I gotta turnt this shit called life uppp. It’s December 22nd. Several people I know have their last day of work today.
Boy oh boy…I thought it would be as easy as getting a blog, becoming the best communicator, and telling you my story. The story is still in session! but that’s not the only reason I am having a problem telling it. There is just so much to say. When one writes a book…they have the opportunity to do a better thing than I am doing with this blog, and for that reason I know my first book is coming soon. My life feels like it doesn’t fit me right now. I am much bigger than my body is giving me credit for, yet I appear smaller than the work I put in, at least these days. Soon things will equalize. I spend so much time thinking about women! and it’s driving me crazy. I don’t like it. Just ran across this red-headed vegan girl on ig. She took a photo outside Trieste and so I just followed that back to her profile, and within seconds I get that whiff of youth; something I missed, drinking, drinking away the days and nights. I learned a lot…but not about the same things as everyone else. Sure, my money is going to be right, but will I live to slide around LA with a lover, cloaked by the innocent guise of youth? Probably not. Eh. Maybe, actually. Have you ever heard of Neil Cassidy? lol [and let’s get real, I’m only 27].
I am thinking of wrapping things up here and walking to Starbucks…yeah, that’s what I’m gonna do. AND when I get there I am going to publish this and then do some more writing and then do some more publishing. I’m a little nervous. I write about so many girls…I am starting to worry i’m going to end up fucking up the possiblity of love with my lust-spam. Nevertheless, I must do what I must do. I walk like a pimp, talk like a mac. I’m not sorry.

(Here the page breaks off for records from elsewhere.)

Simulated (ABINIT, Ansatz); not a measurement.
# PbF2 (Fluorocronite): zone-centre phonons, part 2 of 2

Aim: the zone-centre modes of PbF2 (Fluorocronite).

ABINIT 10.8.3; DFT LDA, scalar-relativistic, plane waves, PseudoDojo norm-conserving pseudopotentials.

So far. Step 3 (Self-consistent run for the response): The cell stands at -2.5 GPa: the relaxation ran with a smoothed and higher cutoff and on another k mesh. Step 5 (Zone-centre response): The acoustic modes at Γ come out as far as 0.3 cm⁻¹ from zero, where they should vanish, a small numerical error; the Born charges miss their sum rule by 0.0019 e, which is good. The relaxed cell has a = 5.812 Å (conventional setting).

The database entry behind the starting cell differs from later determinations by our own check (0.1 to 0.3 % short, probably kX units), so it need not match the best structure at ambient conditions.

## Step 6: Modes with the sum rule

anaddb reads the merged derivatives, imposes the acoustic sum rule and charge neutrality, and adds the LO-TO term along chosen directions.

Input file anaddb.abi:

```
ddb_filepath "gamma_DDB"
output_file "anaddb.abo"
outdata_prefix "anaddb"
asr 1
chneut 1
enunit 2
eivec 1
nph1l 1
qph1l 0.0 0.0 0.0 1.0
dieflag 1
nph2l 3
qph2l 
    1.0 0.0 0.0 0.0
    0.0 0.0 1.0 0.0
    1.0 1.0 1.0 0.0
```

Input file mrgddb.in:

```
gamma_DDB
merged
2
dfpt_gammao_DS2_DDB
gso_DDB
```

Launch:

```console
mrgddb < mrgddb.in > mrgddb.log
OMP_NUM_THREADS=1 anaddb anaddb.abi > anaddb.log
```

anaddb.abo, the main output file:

P.S. the time is 5:22 in the morning and I am writing this to you via talk-to-text in the break room of my work. It is the day before Christmas Eve. I meant to post this, and I do not know how I failed. None the less you receive it today. And I have the next 6 days off work so expect to receive a lot more. I am realizing how important it is to publish my writing, rather than simply writing a lot. That’s 2020 vision.